Broadcasters Fight America's New Love Of Online Viewing

With smartphones and iPods, game consoles and PCs, e-readers and tablets, Americans now spend a truly mind-boggling number of hours each week watching TV, even more than the mega-hours they spent as couch potatoes last year. Online viewing means far fewer commercials and broadcasters have begun to fight back and eliminate free TV shows on the Web.

News Corp's Fox set off a firestorm when it blocked online access to popular shows like "Glee" to 2.6 million Cablevision Systems broadband Internet subscribers last weekend. This was part of a fee dispute over how much Cablevision pays Fox for the rights to carry Fox-owned television channels. The blockade only lasted about 12 hours, because viewers of other television services were inadvertently affected. That snafu lead lawmakers to tell Fox to knock it off. Meanwhile, ABC, NBC and CBS also turned off access to full episodes when accessed from the new Google TV, which became available this month.

Are broadcasters being greedy? Or are Americans' new online viewing habits making it more difficult for them to pay for the shows we are consuming? A slew of new research has quantified just how much online, commercial-avoiding hours of television we watch.

Turns out, we have three secrets for achieving high volume vegetative states while reducing exposure to advertising:

1) American's are double dipping during TV time by also using a smartphone or a PC, according to uber-TV habit researcher the Nielsen Company.

2) We watch our TV while standing in line and other moments that used to be squandered on quiet thinking time, or fidgeting impatiently. The mobile video audience grew 51% year-over-year, surpassing 20 million users in Q1 2010 for the first time, Nielsen says.

3) We use on-demand and DVRs to ditch the commercials and we use the time saved on commercials to watch more free TV, finds a new study by SAY Media.

Ergo, in the first quarter of 2010, viewers watched two more hours of TV per month than they did in Q1 2009. Nielsen also says that the average time spent simultaneously using TV and the Internet in the home grew by about 10% to 3 hours and 41 minutes per month. [Link to report. PDF.]

Not surprisingly, The number of people who are viewing television through "time shifting means" like the DVR and on-demand devices has also grown by 20% according to Nielsen's first quarter research, to 94 million.

Two studies released Monday quantify commercial-free viewing even further. Turns out that about 56 million are regular consumers of online/on-demand television, though most also watch live TV. Of the online viewers, 90 per cent own a TV, but they also own a total of 5.4 devices equipped for watching video, including their TV and PCs, says the research published by SAY Media. About half subscribe to Netflix.

The group that watches both live and on-demand video watches a mind boggling total of 30 hours a week, compared to 25 hours a week for those that are not giant consumers of online. When I do the math, I come up with about half of their free time is spent with eyes glued to screen. (168 hours in a week, minus 56 hours spent sleeping, minus 40 hours spent at a job = 72 free hours of which 30 is spent watching video.)

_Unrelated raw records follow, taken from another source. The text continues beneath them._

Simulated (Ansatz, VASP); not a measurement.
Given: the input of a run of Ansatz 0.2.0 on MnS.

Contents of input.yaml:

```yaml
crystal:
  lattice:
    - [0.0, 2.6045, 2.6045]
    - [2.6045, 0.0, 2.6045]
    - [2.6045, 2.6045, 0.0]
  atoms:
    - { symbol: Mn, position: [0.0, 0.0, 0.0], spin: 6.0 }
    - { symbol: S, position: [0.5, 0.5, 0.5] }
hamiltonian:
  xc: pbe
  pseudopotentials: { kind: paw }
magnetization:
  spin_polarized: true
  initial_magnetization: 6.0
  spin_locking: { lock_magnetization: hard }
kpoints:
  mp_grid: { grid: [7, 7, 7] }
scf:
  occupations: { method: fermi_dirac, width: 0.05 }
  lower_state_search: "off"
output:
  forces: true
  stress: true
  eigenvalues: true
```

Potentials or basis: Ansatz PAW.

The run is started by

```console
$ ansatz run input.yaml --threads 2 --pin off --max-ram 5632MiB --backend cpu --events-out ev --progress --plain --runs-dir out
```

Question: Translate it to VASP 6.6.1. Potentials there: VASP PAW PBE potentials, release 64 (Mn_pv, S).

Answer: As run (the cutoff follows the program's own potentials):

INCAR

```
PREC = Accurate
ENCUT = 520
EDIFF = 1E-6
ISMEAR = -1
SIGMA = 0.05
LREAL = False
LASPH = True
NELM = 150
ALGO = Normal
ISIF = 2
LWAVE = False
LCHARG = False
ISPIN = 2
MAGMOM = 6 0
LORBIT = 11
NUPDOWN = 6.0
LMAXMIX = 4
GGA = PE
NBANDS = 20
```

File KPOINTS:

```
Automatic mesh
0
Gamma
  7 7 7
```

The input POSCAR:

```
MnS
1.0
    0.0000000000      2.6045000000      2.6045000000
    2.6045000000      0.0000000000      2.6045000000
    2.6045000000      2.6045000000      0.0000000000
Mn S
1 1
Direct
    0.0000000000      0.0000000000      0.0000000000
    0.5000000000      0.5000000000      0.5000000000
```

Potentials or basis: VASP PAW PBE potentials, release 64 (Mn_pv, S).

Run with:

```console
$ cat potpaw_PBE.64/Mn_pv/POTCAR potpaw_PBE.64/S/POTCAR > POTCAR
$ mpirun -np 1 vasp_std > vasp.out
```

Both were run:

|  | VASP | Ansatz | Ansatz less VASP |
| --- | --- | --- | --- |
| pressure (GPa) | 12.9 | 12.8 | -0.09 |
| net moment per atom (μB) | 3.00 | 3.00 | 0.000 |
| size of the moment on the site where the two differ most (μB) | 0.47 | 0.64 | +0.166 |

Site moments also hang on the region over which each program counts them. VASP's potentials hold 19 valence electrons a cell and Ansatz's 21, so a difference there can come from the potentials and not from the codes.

Interestingly, those who don't watch live TV at all watch slightly less. 13 percent get their TV exclusively over the Internet or other on-demand means. These are mostly in the 18-24 demographic and they watch a comparatively mere 21 hours of video a week, half of which comes from the Internet, and half from an on-demand source.

New research from Radius Global Market Research explains why they watch less ... the quality of online video sucks peanut butter and it's not all free. Half of Radius' survey audience said lack of smoothness in the streaming or buffering of content drove them to frustration. Another roughly two-fifths said that the cost of content kept them from downloading more. I take that to mean that if it wasn't (mostly) free, they (mostly) weren't downloading.

All this leads the an obvious conclusion. Broadcasters have little incentive to make their content available on the Web even though consumers have so many more ways to watch it.